Why We Avoid Difficult Conversations

Most of us have a deeply ingrained aversion to conflict. We worry about hurting someone we care about, being rejected, or making things worse. So we stay silent, drop hints, or let resentment quietly build. The irony is that avoidance usually causes the very damage we were trying to prevent.

Difficult conversations — handled well — are acts of respect. They say: This relationship matters enough to me that I'm willing to feel uncomfortable to preserve it.

Before You Speak: Getting Clear on Your Intent

The most important preparation happens before you open your mouth. Ask yourself:

  • What outcome do I actually want from this conversation?
  • Am I trying to be right, or am I trying to understand and be understood?
  • What do I need the other person to know — and what do I need to hear from them?

Conversations that start from curiosity rather than a desire to win tend to go very differently.

A Framework That Works: The SBI Model

One of the clearest structures for difficult conversations is the Situation–Behaviour–Impact (SBI) model, developed originally for professional feedback but equally useful in personal relationships.

  1. Situation: Describe the specific context. "Last Tuesday, when we were having dinner with my family..."
  2. Behaviour: Describe the observable behaviour — not your interpretation of it. "You interrupted me several times when I was speaking."
  3. Impact: Share how it affected you, using "I" language. "I felt embarrassed and unheard."

This structure keeps the conversation grounded in specifics rather than sweeping generalisations ("you always do this"), which tend to trigger defensiveness.

During the Conversation: Key Principles

Listen to Understand, Not to Respond

Once you've said your piece, your only job is to genuinely listen. Resist the urge to plan your rebuttal while the other person is speaking. Ask clarifying questions. Reflect back what you've heard: "So what you're saying is..." This alone can de-escalate tension remarkably quickly.

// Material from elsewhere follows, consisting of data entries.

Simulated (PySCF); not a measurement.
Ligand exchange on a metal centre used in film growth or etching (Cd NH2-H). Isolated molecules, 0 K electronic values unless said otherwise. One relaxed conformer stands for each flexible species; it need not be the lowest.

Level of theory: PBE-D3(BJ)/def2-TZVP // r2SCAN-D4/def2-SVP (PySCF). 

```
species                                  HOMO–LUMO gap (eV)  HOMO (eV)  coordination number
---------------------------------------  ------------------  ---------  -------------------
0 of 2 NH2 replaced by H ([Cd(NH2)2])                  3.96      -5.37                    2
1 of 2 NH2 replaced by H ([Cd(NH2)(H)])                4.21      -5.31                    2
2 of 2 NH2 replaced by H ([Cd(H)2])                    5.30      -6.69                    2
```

Name the Emotion in the Room

If the conversation becomes heated, acknowledge what's happening: "I can feel this is bringing up a lot for both of us." Naming tension doesn't make it worse — it creates space to move through it more consciously.

Take a Break if Needed

If either person is too activated to think clearly, it's okay — and wise — to pause. "I want to keep talking about this, but I need 20 minutes to calm down. Can we come back to it?" A brief pause is not the same as avoidance.

After the Conversation

Once a difficult conversation concludes, check in with yourself and, if appropriate, with the other person in the days that follow. Difficult conversations rarely solve everything in one sitting — they're often the start of an ongoing dialogue.

A Note on Tone

Research consistently shows that how something is said matters as much as — sometimes more than — what is said. A calm, warm tone invites openness. An attacking tone, even with perfectly chosen words, triggers defensiveness. If you're too emotionally activated to speak calmly, wait until you're not.

Less EffectiveMore Effective
"You never listen to me.""When I'm talking and you check your phone, I feel dismissed."
"You're so selfish.""I've been feeling like my needs aren't being considered. Can we talk about that?"
"This is always a problem.""This has come up a few times and I'd like us to work through it together."

Difficult conversations are a skill — and like all skills, they improve with practice and intention.